MDMD2: 'Twas so sincere ...

Dave Monroe davidmmonroe at hotmail.com
Sat Sep 29 10:24:54 CDT 2001


"Mason in turn confesses to having nearly thrown the Letter away, having 
noted its origin in County Durham, and assumed it to be but more of the free 
provincial advice that it was one of his Tasks to read thro' in the 
Astronomer Royal's behalf, and respond to.  'Yet, 'twas so sincere,-- I 
instantly felt sham'd,-- unworthy,-- that this honest Country soul believ'd 
me wise.-- Ahhrr! bitter Deception....'" (M&D, Ch. 2, p. 13)

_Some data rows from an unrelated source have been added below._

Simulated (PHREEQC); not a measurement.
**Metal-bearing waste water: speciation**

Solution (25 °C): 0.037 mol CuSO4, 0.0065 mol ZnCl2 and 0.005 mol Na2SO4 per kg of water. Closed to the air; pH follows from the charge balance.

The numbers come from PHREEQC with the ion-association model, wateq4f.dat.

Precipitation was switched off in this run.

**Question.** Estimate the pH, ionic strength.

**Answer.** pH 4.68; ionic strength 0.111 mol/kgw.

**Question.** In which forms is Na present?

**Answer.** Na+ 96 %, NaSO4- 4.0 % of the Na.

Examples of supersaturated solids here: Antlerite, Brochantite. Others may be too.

>From Steven Shapin, A Social History of Truth: Civility and Science in 
Seventeenth-Century England (Chicago: U of Chicago P, 1994), Ch. 3, "A 
Social History of Truth-Telling," pp. 65-125 ...

"The courtesy literature of sixteenth- and seventeenth-century England 
offered gentlemen rules, recommndations, and repertoires for conducting 
decorous conversation--how to keep conversation going, how to adapt it to 
setting and purpose, how to avoid or manage dissent ...." (p. 114)

"In general, the practice of opposition was recognized as a serious threat 
to the good order of civil conversation." (p. 116)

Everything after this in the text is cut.